Straighten Up

Jets

Galactic jet alignment. Credit: Professor Russ Taylor.

 

May 9, 2016

The Universe is filamentary.

Conventional cosmological theories state that a black hole forms when a star with a mass about five times that of the Sun reaches the stage in its evolution where its thermonuclear fuel is used-up. Since stars are thought to be internally powered fusion reactors, it is the outward push of radiation from inside a star that prevents its collapse under the force of its own gravity.

As the standard model of stellar evolution speculates, a star accumulates heavier atomic nuclei in its core, making it impossible to keep its outer surface away with radiative pressure. Gravity overcomes fusion, so the star’s gaseous envelope suddenly collapses, rebounding off the core in what astronomers call a “supernova explosion.” Since gravity is no longer hindered by the radiating core, the star is said to shrink under that force, disappearing from normal space, compressing into a mass with no geometry. A ghost of the star’s presence remains as an irresistible gravitational source.

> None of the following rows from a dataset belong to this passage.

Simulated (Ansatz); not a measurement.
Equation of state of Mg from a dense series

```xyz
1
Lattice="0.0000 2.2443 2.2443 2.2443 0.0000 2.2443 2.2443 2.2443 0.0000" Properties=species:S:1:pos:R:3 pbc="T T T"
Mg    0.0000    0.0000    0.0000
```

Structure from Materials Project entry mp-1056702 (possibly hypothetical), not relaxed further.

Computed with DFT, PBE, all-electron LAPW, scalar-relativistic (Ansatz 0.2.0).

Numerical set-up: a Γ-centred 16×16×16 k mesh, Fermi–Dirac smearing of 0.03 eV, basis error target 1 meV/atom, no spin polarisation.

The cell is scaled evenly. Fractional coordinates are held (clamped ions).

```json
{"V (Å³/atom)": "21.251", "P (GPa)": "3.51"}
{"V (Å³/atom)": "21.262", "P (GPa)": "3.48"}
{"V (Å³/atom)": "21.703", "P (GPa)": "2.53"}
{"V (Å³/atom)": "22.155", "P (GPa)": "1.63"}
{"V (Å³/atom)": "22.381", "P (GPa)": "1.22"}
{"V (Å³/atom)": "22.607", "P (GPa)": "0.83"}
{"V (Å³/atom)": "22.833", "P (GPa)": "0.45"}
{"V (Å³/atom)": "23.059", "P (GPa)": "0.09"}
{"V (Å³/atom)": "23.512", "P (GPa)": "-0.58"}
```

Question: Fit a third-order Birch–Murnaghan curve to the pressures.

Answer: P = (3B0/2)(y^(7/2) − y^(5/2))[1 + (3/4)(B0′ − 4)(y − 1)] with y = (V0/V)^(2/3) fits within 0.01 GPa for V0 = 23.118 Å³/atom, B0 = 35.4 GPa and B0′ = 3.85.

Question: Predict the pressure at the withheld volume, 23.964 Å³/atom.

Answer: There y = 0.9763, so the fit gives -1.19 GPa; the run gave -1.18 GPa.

That concept drives all ideas about galactic scale behavior, since it is assumed that 98% of all galaxies are inhabited by so-called “super massive black holes” (SMBH).

Among Electric Universe advocates, black holes are a questionable quantity. Despite claims to the contrary, no black hole has ever been observed. What is observed are effects that can be attributed to something other than ultra-dense matter and that is electricity.

According to a recent press release, “… supermassive black holes in a region of the distant universe are all spinning out radio jets in the same direction.” As Professor Romeel Dave from the University of the Western Cape wrote:

“This is not obviously expected based on our current understanding of cosmology. It’s a bizarre finding.”

Most astrophysicists try to explain narrowly confined jets by invoking words like “nozzle” or “high pressure”, contrary to the behavior of gases in a vacuum. Some acknowledge that magnetic fields might focus gases into narrow beams, although there is a commonly held opinion that magnetic fields are not important. Magnetic fields are only one part of the story, however. Failing to realize that electric currents create electromagnetic fields has led many physicists to model plasma in space without considering electricity.

In an Electric Universe, gravity gives way to the effects of plasma. The stars are not hot, dense balls of hydrogen. Rather, they are plasma, with fusion taking place on their surfaces and not in their cores. The Electric Universe definition of “plasma” is not the conventional one of “ionized gas.” Plasma is a state of matter: properties such as filamentation, long-range attraction and short-range repulsion, braiding, characteristic velocities, formation and decay of plasmoids, and other phenomena contribute to the plasma condition.

Everything in the Universe is ionized to some degree, therefore it is plasma. Positive ions and negative electrons move through plasma in ways not governed by gravity, although gravity might cause some heavy positive ions to create a charge surplus in one volume of space over another. When that happens, a weak electric field develops.

An electric field initiates electric currents that generate electromagnetic fields. Those fields interact with other fields generated by other currents. In images from space, as well as in high-speed photographs of plasma activity in the laboratory, those currents form twisted pairs of filaments called Birkeland currents. Birkeland currents follow magnetic fields and draw charged material from their surroundings. Electromagnetism “pinches” the dust and plasma into heated blobs of matter called plasmoids.

As the electric field intensifies it increases the pinch effect, forming spinning electrical discharges. At first they glow dimly red, then blaze yellow, and finally they might become brilliant ultraviolet arcs, called stars, driven by the electric currents that created them.

Cosmic filaments have structure; each is composed of smaller filaments that scale to an unknown extent. It has been demonstrated that plasma phenomena can scale to fourteen orders of magnitude. Nobel-laureate Hannes Alfvén hypothesized that the scale can go to 28 orders of magnitude or more!

Stars are nodes in electric circuits. Electromagnetic energy could be stored in the equatorial current sheets surrounding them until some trigger event causes them to switch into a polar discharge. The electric jet could receive its energy from a natural particle-accelerator, a “plasma double layer”, with a strong electric field. Toroidal magnetic fields form because of the polar plasma discharge, confining it into a narrow channel. Only electric fields can accelerate charged particles across interstellar space.

Since Birkeland currents are filamentary, and since stars and galaxies occur in strings, the alignment of galactic jets observed by radio astronomers is not due to a “… coherent spin in the structure of this volume of space…”, it is due to the collimated nature of those currents.